The doses due to inhalation and cloud shine as well as ground shine for the first year post-accident were calculated by using the PC COSYMA code. The highest dose was obtained in the WSW sector, in agreement with the results shown in FSAR-2007 report. This sector lies in the Persian Gulf. The highest dose in the populated sectors was calculated to be 0.184 mSv for the first year after the accident in the NE direction, at 15-km distance from the site, which does not exceed the 5 mSv dose limit defined in FSAR-2007 report for the first year post-accident. This is similar to the NCRP 160 (2009) statement that “for human-made sources, annual dose limits for members of the public are 1 mSv for continuous exposures and 5 mSv for infrequent exposures. It is an ALARA standard, and has a constraint of 25 % of the limit from one single source.” As for the individual doses, the results obtained in the present study are slightly different to those given in the FSAR-2007 report, for various sectors around the BNPP-1 at 15 km. The largest difference is 0.03 mSv for the WNW direction.

Doses at various distances from 5 to 30 km in NNW direction were also calculated, and good agreement was found between the values obtained in the present work and those given in the FSAR-2007 report. The largest difference was observed at 5-km distance (0.14 mSv in the first year).

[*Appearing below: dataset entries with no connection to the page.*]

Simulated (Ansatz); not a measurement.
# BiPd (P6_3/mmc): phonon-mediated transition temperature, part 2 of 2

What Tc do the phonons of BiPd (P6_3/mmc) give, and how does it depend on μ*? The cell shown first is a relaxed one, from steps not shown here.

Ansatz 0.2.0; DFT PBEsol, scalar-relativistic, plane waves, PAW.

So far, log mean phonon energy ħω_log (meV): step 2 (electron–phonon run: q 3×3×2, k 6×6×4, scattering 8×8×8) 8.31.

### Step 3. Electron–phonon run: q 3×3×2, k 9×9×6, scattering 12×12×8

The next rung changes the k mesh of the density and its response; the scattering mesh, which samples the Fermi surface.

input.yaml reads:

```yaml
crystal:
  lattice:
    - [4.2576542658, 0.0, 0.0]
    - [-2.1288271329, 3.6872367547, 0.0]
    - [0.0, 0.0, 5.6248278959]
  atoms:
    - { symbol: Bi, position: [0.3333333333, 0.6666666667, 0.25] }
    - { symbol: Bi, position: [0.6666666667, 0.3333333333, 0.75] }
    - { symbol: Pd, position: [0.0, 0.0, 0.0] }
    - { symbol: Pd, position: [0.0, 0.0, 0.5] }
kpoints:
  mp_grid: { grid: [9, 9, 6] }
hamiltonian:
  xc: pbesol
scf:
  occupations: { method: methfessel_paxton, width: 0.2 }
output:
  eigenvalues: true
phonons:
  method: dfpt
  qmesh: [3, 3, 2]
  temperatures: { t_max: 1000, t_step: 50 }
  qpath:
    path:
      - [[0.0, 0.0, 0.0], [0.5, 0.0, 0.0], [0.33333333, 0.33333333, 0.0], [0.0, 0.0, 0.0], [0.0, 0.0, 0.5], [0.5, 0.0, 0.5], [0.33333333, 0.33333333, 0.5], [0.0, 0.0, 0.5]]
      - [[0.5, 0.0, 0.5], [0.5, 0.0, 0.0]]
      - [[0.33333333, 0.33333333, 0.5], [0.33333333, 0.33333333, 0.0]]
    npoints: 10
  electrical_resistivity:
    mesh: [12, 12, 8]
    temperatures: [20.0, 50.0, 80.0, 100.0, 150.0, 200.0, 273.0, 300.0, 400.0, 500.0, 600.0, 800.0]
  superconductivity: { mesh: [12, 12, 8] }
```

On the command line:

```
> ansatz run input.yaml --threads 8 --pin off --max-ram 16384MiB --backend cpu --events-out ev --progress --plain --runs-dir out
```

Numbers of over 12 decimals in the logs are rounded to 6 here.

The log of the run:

The differences observed can be explained by the fact that two different codes were used including different parameters and assumptions. In addition, for the distances <5 km, the stability class C was assumed in the FSAR-2007 report, while in the present study, the stability class E was used, which is more conservative. Thus, for all distances >5 km for which the same stability classes were used, the results were very similar, while at distances <5 km, there were some pronounced differences. It is noted that the dose obtained within the 5 km circle is 0.475 mSv which does not exceed the 5 mSv dose limit for the first year post-accident, as discussed above.

The results of the probabilistic calculation show that at 2.5-km distance, for the worst atmospheric conditions (i.e., very stable class, low wind speed, and precipitation) and for an individual who stays under the plume for 1 year, the dose can be greater or equal to 1.1 mSv, while for 50 years with consideration of ingestion factors, it can be greater or equal to 9.6 mSv. The collective dose under these conditions is greater or equal to 56.1 man Sv.

The probabilistic calculations showed that for most atmospheric conditions, the wind direction is toward the E, ESE, and SE directions. This is in agreement with the predominant wind directions which are 270° and 315° from the north, as reported by Iran Meteorological Organization (Bushehr Meteorological Station Report 2008).

For an exposure of 365 days, individual thyroid doses were mainly due to inhalation, while whole body doses were mainly due to exposure from the ground shine.

Conclusions

In the present study, radiation doses received by the public living around the site of the BNPP-1 were estimated, due to an accidental release of radionuclides into the environment involving a hypothetical accident caused by the primary coolant leakage to the secondary circuit. Version 2.01 of the PC COSYMA code was applied for this purpose.

At first, assumptions similar to those made in the FSAR-2007 report were used, and individual doses due to inhalation of airborne radionuclides and due to external exposure from cloud and ground shine for the first year after the accident were calculated. The results obtained here are in good agreement with those in the FSAR-2007 report.

A probabilistic run was also performed for distances of 5, 10, 20, 30, 40, 60, and 80 km from the BNPP-1 site. As an input for this run, population and agricultural distributions around the site, hourly meteorological data, and releases of radionuclides as presented in the FSAR-2007 report were used. Cumulated individual doses for the first year and for 50 years (with consideration of the ingestion factor) after the accident and collective doses were estimated.

The results obtained in the present study showed that:

  1. 1.

    For the assumed accidental scenario, the doses to the public do not exceed 5 mSv for the first year after the accident at the considered distances from BNPP-1, and thus, no over-exposure of the population is expected if such a hypothetical accident would occur.

  2. 2.

    The results obtained here are in good agreement with the values reported in the FSAR report (FSAR 2007) in spite of the fact that two different computational codes and different sets of input data and assumptions have been used in the two studies.

  3. 3.

    The agreement of the results in this paper and also the agreement of the results of a parallel study on the radiological impact of normal BNPP-1 operation conditions on the public (Sohrabi et al. 2012) with those in the FSAR-2007 report suggest that the methodologies applied here are reasonable for such studies for the BNPP-1 in the future. It is therefore planned to apply the computational methodologies developed here to other severe hypothetical accident scenarios of the BNPP-1 such as a small and large break in the reactor coolant system as well as beyond design-basis accidents.